The final end-of-flight scenario is crucial to establishing the possible location of the MH370 wreckage. Photo / File
Byron Bailey is so confident he knows where the MH370 wreckage is he'd bet his house on it.
The former pilot with more than 50 years of experience has been saying for years investigators have been searching in the wrong place and they should in fact be looking south of the search site.
To be precise — latitude 39'10 S,88'18E.
The Australian Transport Safety Bureau (ATSB) search was based on the assumption the plane ended as a ghost flight, or a death dive, meaning the pilot was also dead when the aircraft ran out of fuel at 40,000 feet.
The final end-of-flight scenario is crucial to establishing the possible location of the MH370 wreckage.
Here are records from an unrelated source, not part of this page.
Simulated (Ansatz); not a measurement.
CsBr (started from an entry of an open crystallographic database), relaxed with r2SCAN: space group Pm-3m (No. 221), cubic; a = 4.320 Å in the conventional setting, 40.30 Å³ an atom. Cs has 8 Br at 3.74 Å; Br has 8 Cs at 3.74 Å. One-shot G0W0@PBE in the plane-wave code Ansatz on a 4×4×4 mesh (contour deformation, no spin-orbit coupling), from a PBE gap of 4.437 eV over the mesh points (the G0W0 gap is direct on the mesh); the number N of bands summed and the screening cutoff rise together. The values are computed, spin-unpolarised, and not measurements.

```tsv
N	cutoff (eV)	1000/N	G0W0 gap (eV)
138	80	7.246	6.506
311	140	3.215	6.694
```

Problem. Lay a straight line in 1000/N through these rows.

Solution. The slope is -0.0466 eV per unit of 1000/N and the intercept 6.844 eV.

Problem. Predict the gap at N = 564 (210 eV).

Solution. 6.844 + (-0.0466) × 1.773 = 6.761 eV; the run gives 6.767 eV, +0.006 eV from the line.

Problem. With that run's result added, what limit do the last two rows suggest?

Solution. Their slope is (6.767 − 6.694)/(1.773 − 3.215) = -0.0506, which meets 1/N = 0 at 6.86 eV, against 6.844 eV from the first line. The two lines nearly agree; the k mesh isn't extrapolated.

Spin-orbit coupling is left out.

In the first part of Sky News' gripping documentary MH370: The Untold Story, which is available to stream on Foxtel Now, Mr Bailey said there could not have been a death dive and believes Captain Zaharie Shah glided the plane as far as possible and landed it on the water outside the search zone.
"All the evidence points to the fact it was ditched," he said. "I'm sure the captain was trying to ditch the aircraft in as far south, remote location as possible, and leave as little wreckage as possible that would sink."
Mr Bailey said the search came within about 30km of where he thought the wreckage was.
"If I'm wrong then it probably means the aircraft has been taken by aliens or is sitting in a hangar somewhere in Kazakhstan," he said.
"I'm so sure. I'd bet my house on it. As far as I'm concerned it's game over, we know where it is, we've always known where it is."
Even former ATSB officials now tend to agree with Mr Bailey's theory.
Originally they had concluded that the small piece of debris found indicated a high speed impact with water that was not consistent with a controlled ditching.
"I think the evidence is less clear now, given that we have managed to eliminate most of the area associated with that scenario," Martin Dolan, former head of the ATSB, said in the documentary.
"There's nothing fundamentally different that we would do, it's just we now have some additional information, which has been brought to bear, and still leads to the conclusion that the mostly likely location is in or around the area that we have been searching.
"That means there's an increasing likelihood there was someone at the controls at the end of the flight."
He said someone like Mr Bailey could be right.
"I don't disagree with any of the basic assumptions Byron has," Mr Dolan said.
Mr Bailey said $200 million had been wasted in search efforts.
"Anyone can come up with a third best option but how far do you go?," he asked.
Mr Truss said he had not changed his mind in the view that there was no one alive on the plane in its last few hours.
Former prime minister Tony Abbott, who was head of the country at the time of the disaster, says he was told "early on" by Malaysian officials that the pilot of missing flight MH370 had likely committed mass murder.
"If it is a fact that the furthest reaches were not explored because of assumptions of a pilot who was no longer at the controls, I would say let's ditch that assumption, let's assume that it was murder-suicide by the pilot, and if there is any part of the ocean that could have been reached on that basis … let's get out and explore it," he said.